Monday, March 26, 2018

Sergio Corbucci’s The Great Silence


Jean-Louis Trintignant had plenty of work in Italy (like The Conformist and Death Laid an Egg), but they usually dubbed the iconic French actor. Not in this case. The man Trintignant plays is not known as Silence (Silenzio) for no reason. His vocal chords were sliced as child to prevent him from identifying his parents’ killers. He will have a chance for some payback in this snowy Spaghetti Western, but justice is a just as frozen as the landscape in Sergio Corbucci’s The Great Silence (trailer here), which opens its long belated U.S. theatrical run this Friday at Film Forum.

Silence deserves its reputation as one of the darkest Spaghetti Westerns ever. Corbucci’s Django was not exactly Pollyannaish, but the producers of Silence forced him to film a cheerful and tidy alternate ending for the American market. As it turned out, there was no American market, so it remained unused—and do not go in expecting it now. Instead, there will be snow and death.

Utah, 1899. The state is about to be buried under the great blizzard and they are already plagued by rogue bounty hunters. The new governor has pledged to pardon the outlaws forced into the hills by the usurious banker and justice of the peace Henry Pollicut, but until the legalities are formalized, the swarms of bounty hunters will continue to shoot first and drop off the body for payment later.

Loco is the worst of the worst. His latest victim was African American outlaw James Middleton, whose wife Pauline is of particular interest to Pollicut. Instead of submitting, she recruits the wandering gunman known as Silence to avenge her husband. Silence has a knack for goading his prey into drawing first, allowing the shootist to blast them to their eternal judgement with no fear of prosecution. However, Loco understands his M.O.—and will seek to exploit it.

Supposedly, Silence is set in Utah (filmed in the Dolomites), but it has a decidedly Euro vibe. Partly it is due to Ennio Morricone’s soaring score, which sounds closer to Michel Legrand than his iconic Dollars trilogy themes. The pessimism and fatalism are also very European (seriously, how hard can it be to solve the bounty killer problem—just stop paying bounties).

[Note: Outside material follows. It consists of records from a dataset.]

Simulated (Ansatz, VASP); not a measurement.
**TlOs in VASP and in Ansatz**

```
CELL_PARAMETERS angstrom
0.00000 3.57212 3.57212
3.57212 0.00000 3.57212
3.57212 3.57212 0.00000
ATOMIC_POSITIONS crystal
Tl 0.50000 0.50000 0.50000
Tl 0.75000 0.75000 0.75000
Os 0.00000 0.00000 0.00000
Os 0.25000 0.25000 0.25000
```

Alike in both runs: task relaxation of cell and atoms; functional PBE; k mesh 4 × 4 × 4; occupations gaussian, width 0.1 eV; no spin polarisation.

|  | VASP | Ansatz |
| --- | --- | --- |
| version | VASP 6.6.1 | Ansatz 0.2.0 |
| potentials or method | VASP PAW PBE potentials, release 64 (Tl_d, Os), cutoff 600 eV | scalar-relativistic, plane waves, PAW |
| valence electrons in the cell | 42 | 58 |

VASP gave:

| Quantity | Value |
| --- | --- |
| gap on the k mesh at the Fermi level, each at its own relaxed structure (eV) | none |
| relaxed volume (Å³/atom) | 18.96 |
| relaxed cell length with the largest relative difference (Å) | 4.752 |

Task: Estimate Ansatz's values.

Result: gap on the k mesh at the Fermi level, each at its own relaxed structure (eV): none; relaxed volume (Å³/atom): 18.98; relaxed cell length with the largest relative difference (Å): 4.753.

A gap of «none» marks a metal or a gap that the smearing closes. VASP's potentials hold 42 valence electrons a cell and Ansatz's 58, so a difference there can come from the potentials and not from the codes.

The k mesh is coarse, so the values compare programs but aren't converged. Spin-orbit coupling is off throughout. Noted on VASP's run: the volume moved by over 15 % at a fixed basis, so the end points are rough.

Regardless, Trintignant is surprisingly hardnosed and badassed as Silence. Vonetta McGee (best known for blaxploitation classics like Melinda, Hammer, and Blacula) is terrifically fierce as the widow Middleton, while Klaus Kinski is supernaturally slimy as Loco. However, the late Frank Wolff is the unexpected X-factor, portraying Sheriff Gideon Burnett as a reluctantly righteous, decidedly un-shticky secondary hero figure.

Weird crippling and hobbling themes run throughout both Great Silence and Django. Antagonists are not merely beaten or killed. They are emasculated and broken. That makes both films grist for Freudian analysis, but Silence is also a feast for the eyes, thanks to Silvano Ippoliti’s dramatically stark widescreen cinematography. The result is a Spaghetti Western that is both a compelling morality play and an idiosyncratic oddity. Highly recommended for western fans in the mood for something darker and different, The Great Silence opens this Friday (3/30) in New York, at Film Forum.